The Need for Oxygen
Ascension : 12 May 2013
The world in which Jesus lived was small. What the gospels call cities we would call towns, and many of the incidents of his ministry take place in small hamlets. Even Jerusalem would be dwarfed by some South Island cities.
In fact most of his life was lived within a small envelope of land in the northern most region of the Galilee, considered by many of his Jewish contemporaries to be a backward area of rural rustics. The accent of Jesus would have immediately marked him out to the majority of Jews in the same way that a Southland accent does today.
So those have who written literary fantasies that imagine Jesus settling down to a less intense middle age in the company of a wife and children have consigned him to a rather limited life in which he would have connected with comparatively few people. Probably he would have been written off as a once interesting religious eccentric.
Since Holy Week I have been making it clear that the death and resurrection of Jesus are an essential aspect of his ministry, indeed the most crucial part. It made something happen in the world that tipped the balance in favour of the salvation of humankind. Even more than that it moved the drama of salvation away from that small geographical area that he had grown up in, and onto the world stage. What happened on Golgotha and in the 40 days of resurrection appearances universalised the results of his ministry. In fact apart from his mountain top appearance in Matthew, at which he gives the great commission to the disciples, we don’t hear about Galilee anymore. From then on the two agencies that communicate the good news are the Church, and the Holy Spirit, which drives and inspires the community of believers into wider and wider mission fields. We have been hearing lots about that in the Acts readings these past few weeks.
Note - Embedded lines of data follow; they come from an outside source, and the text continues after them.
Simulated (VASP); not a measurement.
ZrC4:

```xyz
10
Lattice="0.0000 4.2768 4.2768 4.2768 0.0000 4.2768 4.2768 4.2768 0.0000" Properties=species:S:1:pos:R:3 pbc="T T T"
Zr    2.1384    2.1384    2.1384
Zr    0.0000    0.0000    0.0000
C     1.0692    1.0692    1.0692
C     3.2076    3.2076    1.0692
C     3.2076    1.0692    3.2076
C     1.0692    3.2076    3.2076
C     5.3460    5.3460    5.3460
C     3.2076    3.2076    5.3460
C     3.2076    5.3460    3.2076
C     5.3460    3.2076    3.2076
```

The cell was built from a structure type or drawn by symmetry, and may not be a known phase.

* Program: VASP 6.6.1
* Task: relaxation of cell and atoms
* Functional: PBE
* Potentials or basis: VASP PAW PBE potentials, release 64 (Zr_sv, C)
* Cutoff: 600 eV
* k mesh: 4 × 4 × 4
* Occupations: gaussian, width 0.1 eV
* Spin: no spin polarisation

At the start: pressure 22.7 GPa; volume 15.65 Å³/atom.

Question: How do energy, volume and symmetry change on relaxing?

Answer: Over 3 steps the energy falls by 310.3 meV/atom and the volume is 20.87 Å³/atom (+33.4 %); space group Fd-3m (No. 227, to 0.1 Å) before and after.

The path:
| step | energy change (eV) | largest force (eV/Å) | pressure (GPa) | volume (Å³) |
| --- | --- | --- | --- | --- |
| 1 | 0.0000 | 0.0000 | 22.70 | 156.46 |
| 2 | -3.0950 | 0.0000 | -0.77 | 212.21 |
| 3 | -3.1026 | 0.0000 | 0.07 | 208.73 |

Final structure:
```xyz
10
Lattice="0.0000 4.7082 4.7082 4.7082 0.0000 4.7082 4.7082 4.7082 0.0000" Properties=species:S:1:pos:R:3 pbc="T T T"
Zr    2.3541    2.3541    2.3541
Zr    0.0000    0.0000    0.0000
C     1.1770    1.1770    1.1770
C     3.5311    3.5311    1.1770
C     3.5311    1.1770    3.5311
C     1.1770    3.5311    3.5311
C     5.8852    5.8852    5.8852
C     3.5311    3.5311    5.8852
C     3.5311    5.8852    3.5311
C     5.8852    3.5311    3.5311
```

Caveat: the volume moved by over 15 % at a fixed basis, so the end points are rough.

The Ascension of Jesus is part of that universalising momentum in the wider ministry of the risen Christ. But there is another dimension to it that I want to focus on this morning.
Graham Sansbury wrote this:
At Christ’s Ascension his presence is universal. Worship is now seen as more than a means of edification and help, for we come into a presence. In Christian worship a door is opened in heaven; the Church on earth is in touch with its living head, the ascended Lord; as the human body is refreshed and kept alive by air breathed in by the head, so the body of Christ on earth, with all its members, breathes another air, without which it would stagnate.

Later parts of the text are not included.